Why mortgage-backed securities were calm ahead of more Fed tapering

Why bonds shrugged off the FOMC minutes and housing releases (Part 5 of 6)

(Continued from Part 4)

Mortgage-backed securities are the starting point for all mortgage market pricing and the investment of choice for mortgage REITs

When the Federal Reserve talks about buying mortgage-backed securities, it’s referring to the To-Be-Announced (also know as the TBA) market. The TBA market allows loan originators to take individual loans and turn them into a homogeneous product that can be traded. TBAs settle once a month, and government mortgages (primarily FHA/VA loans) are put into Ginnie Mae securities. TBAs are broken out by coupon rate and settlement date. In the chart below, we’re looking at the Ginnie Mae 4% coupon for March delivery.

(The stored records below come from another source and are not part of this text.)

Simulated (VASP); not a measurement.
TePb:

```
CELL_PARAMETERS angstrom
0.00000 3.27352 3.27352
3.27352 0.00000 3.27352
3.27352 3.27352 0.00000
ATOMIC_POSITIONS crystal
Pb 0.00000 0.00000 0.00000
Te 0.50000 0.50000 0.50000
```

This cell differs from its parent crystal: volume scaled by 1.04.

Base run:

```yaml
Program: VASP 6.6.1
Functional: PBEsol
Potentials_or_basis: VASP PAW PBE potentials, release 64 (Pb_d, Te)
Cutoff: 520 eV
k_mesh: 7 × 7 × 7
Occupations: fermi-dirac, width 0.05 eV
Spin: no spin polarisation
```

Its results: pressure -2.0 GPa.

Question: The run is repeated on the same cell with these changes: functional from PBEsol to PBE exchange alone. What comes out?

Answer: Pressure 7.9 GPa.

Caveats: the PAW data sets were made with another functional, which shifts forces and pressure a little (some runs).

Loan originators base loan prices on the TBA market. When they offer you a loan (as a borrower), your rate is par, give or take any points you’re paying. Your originator will then sell your loan into a TBA. If you’re quoted a 4.5% mortgage rate with no points, the lender will fund your loan and then sell it for the current TBA price. In this case, the TBA closed at 105 16/32, which means your lender will make just about 5.5% before taking into account their cost of making the loan.

The Fed is the biggest buyer of TBA paper. Other buyers include sovereign wealth funds, countries that have trade surpluses with the United States, and pension funds. TBAs are a completely “upstairs” market in that they don’t trade on an exchange and most of their trading is done “on the wire” or over the phone.

MBS are flat as the Fed commits to further tapering

Mortgage-backed securities (both Fannie and Ginnie) were flat as the bond market barely moved. On Wednesday, the FOMC released the minutes from their January meeting and confirmed what most people had been thinking, that tapering is on autopilot and it will take a major change in the economy to alter the course from a $10 billion reduction every FOMC meeting.

Implications for mortgage REITs

Mortgage REITs—like Annaly Capital (NLY), American Capital (AGNC), MFA Financial (MFA), and Capstead Mortgage (CMO)—announced big drops in book value per share, as rising rates hurt the value of their mortgage-backed security holdings. The REIT sector has been de-leveraging in order to take risk off the table.

As a general rule, a lack of volatility is good for mortgage REITs and the mortgage REIT ETF (MORT) because they hedge some of their interest rate risk. Increasing volatility in interest rates increases the cost of hedging. This is because as interest rates rise, the expected maturity of the bond increases, as there will be fewer pre-payments. On the other hand, if interest rates fall, the maturity shortens due to higher pre-payment risks. Mechanically, this means mortgage REITs must adjust their hedges and buy more protection when prices are high and sell more protection when prices are low. This “buy-high, sell low” effect is called “negative convexity,” and it explains why Ginnie Mae MBS yield so much more than Treasuries that have identical credit risk (which is to say none). Investors who want to make directional bets on Treasuries should look at the iShares 20 year bond ETF (TLT).